Table 2 Chemical compositions of the samples (in ppm)
Table 3 Summary of luminescence behaviour from the sodalites

Deep blue sodalite (AF-9-E)

This sample has the deep blue colour typical of many natural sodalites used as decorative stones and has no visible PL. Most elements are at or below the limit of detection for ICPMS, but it contains notable Mn (13 ± 1 ppm) and Fe (618 ± 62 ppm) (Table 1). Its low-temperature (20 K) XEOL lies centred predominantly in the violet (~405 nm), but on heating the intensity and wavelength change abruptly into the UV region to 370 nm at ~100 K, forming a broad, flat-topped band with a shoulder on the high-energy side, which is consistent throughout the temperature range to 400 °C (673 K).

Turquoise sodalite (AF-12-21)

The sample shows a subtle orange photoluminescence under UV-C excitation, but little under UV-B. This form has several trace element substituents including Mn (13 ± 1 ppm), Li (21 ± 2 ppm), Ga (91 ± 9 ppm) and Fe (336 ± 34 ppm). Lanthanides are above the limit of detection—the only one in our samples suite—with La (28 ± 3 ppm), Ce (14 ± 1 ppm) and Nd (9 ± 1 ppm) being the most abundant, and the remaining lanthanides ~2–5 ppm (Table 2). The XEOL at 20 K shows bands at 360–450 and ~620 nm with a characteristic vibronic structure of the latter emission (Fig. 4). Analysis of several turquoise sodalites shows that the relative proportions of the components vary considerably between samples, although all contain the same three emissions. As temperature increases, the clarity of the vibronic structure at 620 nm reduces (Fig. 3). Between 100 and 185 K, the 450-nm feature steeply fades, whereas the 350-nm emission demonstrates a commensurate increase in intensity. A kink in the intensity of the profile on warming to 240 K is observed. At high temperatures, a band at ~450 nm forms as a noticeable doublet in the luminescence profile, becoming particularly strong above 150 °C (423 K).

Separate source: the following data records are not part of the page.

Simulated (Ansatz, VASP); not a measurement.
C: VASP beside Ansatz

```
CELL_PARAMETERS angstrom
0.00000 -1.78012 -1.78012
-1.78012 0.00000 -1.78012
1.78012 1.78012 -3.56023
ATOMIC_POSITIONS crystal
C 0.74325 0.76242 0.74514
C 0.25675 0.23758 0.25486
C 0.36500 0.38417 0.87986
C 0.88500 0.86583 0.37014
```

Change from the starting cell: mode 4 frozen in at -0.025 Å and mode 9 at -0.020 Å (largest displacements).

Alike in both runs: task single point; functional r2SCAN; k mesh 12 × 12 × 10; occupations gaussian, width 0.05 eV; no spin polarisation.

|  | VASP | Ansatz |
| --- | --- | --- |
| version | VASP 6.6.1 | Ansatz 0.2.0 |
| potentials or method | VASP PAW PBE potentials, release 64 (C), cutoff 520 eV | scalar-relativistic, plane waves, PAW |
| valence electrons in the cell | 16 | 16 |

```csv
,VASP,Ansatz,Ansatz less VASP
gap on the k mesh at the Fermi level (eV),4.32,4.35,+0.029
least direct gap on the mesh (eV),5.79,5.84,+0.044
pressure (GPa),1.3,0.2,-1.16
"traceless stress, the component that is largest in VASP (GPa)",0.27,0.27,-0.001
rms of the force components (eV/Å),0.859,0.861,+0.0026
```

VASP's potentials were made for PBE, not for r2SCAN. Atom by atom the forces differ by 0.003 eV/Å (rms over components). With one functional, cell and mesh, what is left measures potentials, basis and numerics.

Yellow sodalite (AF-88-IL6)

The sample shows remarkably strong orange photoluminescence under UV-C excitation but little under UV-B. It has significant S (11 ± 1 ppm), B (47 ± 5 ppm), Fe (59 ± 6 ppm) and Ga (118 ± 12 ppm). The XEOL of yellow sodalite at 20 K shows bands at 350 and ~450 nm, but also has luminescence at ~620 nm with a characteristic vibronic structure similar to that of the turquoise sodalite, but the relative proportions are different. As with the turquoise sodalite, analysis of several samples shows variation in the relative proportions of the 350-, 450- and 620-nm components, although all samples show all three. Generally at 20 K, the 620-nm band is strong in yellow sodalite, whereas the 350-nm band is weaker than the turquoise variant. As temperature increases, the intensity of the 450-nm component falls abruptly at 100 K (and is lost by 185 K) and the vibronic structure at 620 nm becomes less distinct (Fig. 3). In the turquoise sodalite, the 620 nm dominated at low temperature, whereas the 350-nm emission dominated at RT. Despite the overall similar luminescence response of the two samples, this change was not observed in the yellow sodalite. Above room temperature, three distinct bands occur at 350, 450 and 620 nm. At and above room temperature, there is little vibronic structure visible in the 620-nm emission although its intensity becomes stronger on heating to 200 °C (473 K) and is the dominant component contrary to the turquoise where the UV emission dominates at high temperature. The intensity of all three bands decreases strongly on heating beyond 330 °C (603 K).

Tugtupite (AF-99-173)

Tugtupite shows red photoluminescence in UV-C. There are few trace substituents with Fe (21 ± 2 ppm) and Ga (147 ± 15 ppm) being the most notable. The XEOL at 20 K is dominated by a broad emission at ~550 nm with smaller emissions at ~360, 450 and 665 nm (Fig. 4). The intensity of the main 550-nm band falls steeply on heating above 130 K until it is almost absent at 150 K. Above 150 K, separate red (675 nm) and UV-blue bands (380–450 nm) dominate the luminescence up to and beyond room temperature, with two noticeable bursts of light in the 675-nm emission at 145 and 210 K. At room temperature, the luminescence comprises a broad band of at least two components (~395 and 440 nm) in the UV-blue region and one band in the red/near IR (675 nm). At 100 °C (373 K), the red/IR band intensity begins to fall and is extinct by 180 °C (453 K). The two components to the violet–blue region increase on heating to a maximum at ~160 °C (433 K) and then fall abruptly at ~200 °C (473 K).

Discussion

General features

The sodalites contain several trace elements. Be, B, Ga and Ti levels are usually above limit of detection by ICPMS (Table 2), presumably as substitutions for Al and Si on the sodalite framework. Ga (15–150 ppm) and Fe (21–618 ppm) levels are notably high, presumably either substituting tetrahedrally (as Fe3+) onto the framework, or, in the case of Fe, as Fe2+ (accompanying Mn2+) in the cages (cf. helvite group minerals). Sulphur was only detected in yellow sodalite (11 ± 1 ppm), but its limit of detection is poor (>5 ppm). This presumably exists in the cages as sulphur clusters (e.g. Aierken Sidike et al. 2007) or S2− ions (Hassan et al. 2004). Lanthanides were only detected in turquoise sodalite (total REE ≥ 65 ppm), presumably accommodated as cations in the sodalite cage. Cr (129 ± 13 ppm) is significant in pink sodalite.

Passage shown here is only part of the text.